In contrast, your dressage horse needs to be able to carry its weight on the hindquarters for a sustained period of time, particularly during collection and this requires muscular endurance. Piaffe and canter pirouettes are good examples of muscular endurance but don’t underestimate the amount of strength needed to perform any of the lateral movements (shoulder in, travers, half pass) or indeed lengthening. Interestingly research has found that the increase in stride length from collected to extended in both trot and canter is almost entirely due to an increase in the distance covered during the airborne phase of the stride. What this means is that the dressage horse, rather than increasing the forward energy, is using its strength to propel their body higher into the air to achieve ground covering extensions. If you think about it when you’re asking your horse to lengthen, just like the show jumper, you’re asking them to push off the ground with their hind legs and that’s where strength training can help.
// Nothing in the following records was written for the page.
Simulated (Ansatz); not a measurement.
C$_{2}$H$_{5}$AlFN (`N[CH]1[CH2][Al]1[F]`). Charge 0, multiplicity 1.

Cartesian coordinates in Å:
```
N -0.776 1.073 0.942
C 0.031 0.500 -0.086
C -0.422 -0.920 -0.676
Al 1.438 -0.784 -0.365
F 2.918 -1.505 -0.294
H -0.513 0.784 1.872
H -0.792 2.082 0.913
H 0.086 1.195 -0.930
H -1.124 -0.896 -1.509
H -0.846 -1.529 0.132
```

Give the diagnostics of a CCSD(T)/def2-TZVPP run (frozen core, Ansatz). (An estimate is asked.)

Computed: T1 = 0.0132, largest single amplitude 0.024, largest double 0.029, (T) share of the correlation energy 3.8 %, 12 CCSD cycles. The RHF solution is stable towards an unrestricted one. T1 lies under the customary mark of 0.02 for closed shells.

Hill work is the foundation for all equine strength training programmes but how you use the hills determines the effect it has. Walking up steep gradients develops the power in the hindquarters for jumping and galloping. Walking straight down gradual gradients is a good exercise for developing collection because the effort required to establish and maintain collection on a slope is greater than working on the flat. Working across a hill is perfect for horses who have one hind leg stronger than the other. The weaker leg, if positioned on the uphill side of the slope bears more weight in a flexed position than the leg on the downhill side. Alternatively riding a wide zigzag up and down the slope helps to strengthen both legs equally.
Gridwork is another useful way to strength train, particularly when based on an interval training (IT) format. Interval training splits the exercise into work periods and recovery periods. In this case, jumping through the grid is the work and the return to the start of the exercise in walk or trot is the recovery period. For your dressage horse use small fences of 1.5 – 2 foot set at a bounce or one stride distance. During each landing and take off the joints of the hind limb flex and then extend in a similar way to the weight bearing of collection. For your show jumper use fewer fences with larger dimensions in the grid to develop muscular power in the hindquarters. Aim to go down the grid no more than 4-5 times at each session particularly if these are new exercises for your horse as muscles tire very easily.
An IT format can also be used for school movements. Multiple repetitions of collection, shoulder in, lengthening or transitions between paces can be used to improve muscular endurance. For example, working on a circle of at least 20m ask for collected steps for ¼ of the circle then return to the working pace for the remaining ¾ of the circle. Repeat for 2 or 3 circles before giving the horse a break and switching to the other rein.
The more specific you can be in your training exercises the greater the impact on your performance come competition day. However, before you head out to the arena, jumping field or nearest hill it’s worth considering the following general principles (they apply equally to horses and humans!):
Complete 4-6 weeks of initial fitness work before adding in any strength training sessions.
Initially, add in simple strength training sessions twice a week allowing several days between each session to give the muscles time to recover.
To maintain the level of muscular power / endurance a weekly strength training session is sufficient.
Interested in learning more? For the science minded among you try Conditioning Sport Horses by Hilary Clayton. If you prefer something a bit less theory and a bit more practical try Jec Aristotle Ballou’s 55 Corrective Exercises for Horses or visit www.horsesinsideout.com.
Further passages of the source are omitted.